Better Buy: Square, Inc. vs. American Express

There's a clear trend away from cash and toward credit card, debit card, and electronic peer-to-peer payments in the U.S. and in many other countries around the world. Investors have several different ways to play the so-called "war on cash," and two of my favorites are Square (NYSE: SQ) and American Express (NYSE: AXP) .

While both of these companies are in the payment-processing space, they have very different business models and are also in completely different stages of maturity. Here's a look at both companies' businesses, their future growth catalysts, and which might be the better stock to buy right now.

Two young women paying for purchases with a credit card.

Image source: Getty Images.

About the businesses: How do Square and American Express make money?

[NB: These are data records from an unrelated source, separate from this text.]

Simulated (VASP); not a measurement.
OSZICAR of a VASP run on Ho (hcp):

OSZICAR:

Of course, there is more to both of these companies than I can discuss in a couple of paragraphs, but here's the short version.

Square's core business is developing payment-processing hardware systems for merchants, with a specific focus on small businesses. Traditional means of credit and debit card acceptance are prohibitively expensive for smaller merchants, and Square decided to capitalize on this opportunity. In addition to its hardware business, Square's business has evolved to include small business lending (Square Capital), a foodservice ordering platform (Caviar), and a peer-to-peer payments app (Square Cash) that is rapidly growing in popularity, just to name a few.

Square does not issue credit cards, nor does it serve as a lender to consumers -- not yet, anyway.

American Express , on the other hand, operates what's known as a closed-loop payment network. In addition to issuing credit card products and serving as the bank for its customers, American Express also serves as a payment processor in the same capacity as Visa or MasterCard . That is, American Express serves as the middleman between its cardholders and the merchants who accept AmEx credit cards.

The bottom line is that while these two businesses may seem similar on the surface -- both are engaged in payment processing -- they are actually very different businesses. Now, let's look at how each one is doing, and what could drive future growth.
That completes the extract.